One in a series of holiday-inspired destinations in co-op country.
This month: St. Patrick’s Day.
John Neilson of Albemarle County helped to define Virginia architecture
by Gregg MacDonald, Staff Writer
United Irishman John Neilson, buried in Charlottesville, Va., lived a hard but charmed life. Born in 1770 in Ballycarry, Ireland, Neilson escaped death after British Redcoats hanged his 15-year-old brother in their family’s front yard. An older brother drowned at sea while being exiled to the West Indies with Neilson, who escaped a similar fate.
Somehow, Neilson survived wandering through the North American wilderness of the late 18th century alone and penniless, slowly making his way, mostly on foot, to Philadelphia.
After being naturalized as a U.S. citizen in 1804, he moved to Virginia, befriended two U.S. presidents and made a name for himself as a master carpenter, draftsman and architect.
Today, his work is well-known in Albemarle, Fluvanna and Orange counties.
“The United Irishmen were an Irish political organization formed in 1791 who, spurred on by the American and French revolutions, hoped to gain Irish independence from British forces,” says Kevin Donleavy of Charlottesville.
“Neilson and his two brothers were actively involved and all three were captured.The British were notoriously brutal in their dealings with this group.”
Donleavy is a longtime member of Clann Mohr, an academic group of Charlottesville-based researchers who specialize in Irish American history.
He says he’s likely the most knowledgeable person still living in America when it comes to John Neilson, and authored a pamphlet about him.
“As a young man, he was apprenticed to Irish architect James Hunter before being banished for life from Ireland, and then when he came to Virginia and took up residence in Albemarle County, he befriended both Thomas Jefferson and James Madison and helped to build their respective homes,Monticello and Montpelier, as well as some parts of the University of Virginia,” Donleavy says.
Gardiner Hallock, vice president for architecture, collections and facilities for Monticello, says Neilson had a profound effect on Monticello’s first renovation period between 1804 and 1809.

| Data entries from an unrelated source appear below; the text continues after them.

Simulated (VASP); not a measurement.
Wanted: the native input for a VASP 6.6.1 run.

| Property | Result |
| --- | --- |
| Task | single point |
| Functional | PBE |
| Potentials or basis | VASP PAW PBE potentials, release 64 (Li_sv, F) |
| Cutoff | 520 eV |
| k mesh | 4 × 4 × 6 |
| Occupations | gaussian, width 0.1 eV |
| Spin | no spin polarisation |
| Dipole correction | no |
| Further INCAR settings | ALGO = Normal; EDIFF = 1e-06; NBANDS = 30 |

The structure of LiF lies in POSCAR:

“Neilson was a master house-joiner and architectural woodworker who did some of the exterior and most of the interior woodwork you see today,” he says.
Neilson is also credited with helping to build Bremo, a plantation estate in Fluvanna County that is privately owned and considered by many to be his masterpiece. Built near the James River, Bremo was added to the National Register of Historic Places in 1969 and designated a National Historic Landmark in 1971 for its significance as an example of Jeffersonian architecture.
“It’s such a great example that many people to this day still think Thomas Jefferson built Bremo,” says Tricia Johnson, executive director of the Fluvanna Historical Society.
In 1999, Donleavy and Clann Mohr decided that Neilson and his contributions to Virginia should be honored.
“We knew that he was buried in Charlottesville’s Maplewood Cemetery in 1827, but no one knew exactly where, so we dedicated a tombstone in a section of the cemetery that not only is one of the oldest but is also located where many other early Irish residents were buried,” he says.
“Although Neilson could never return to his native Ireland, he could, at least symbolically, rest among his own people again — for eternity.”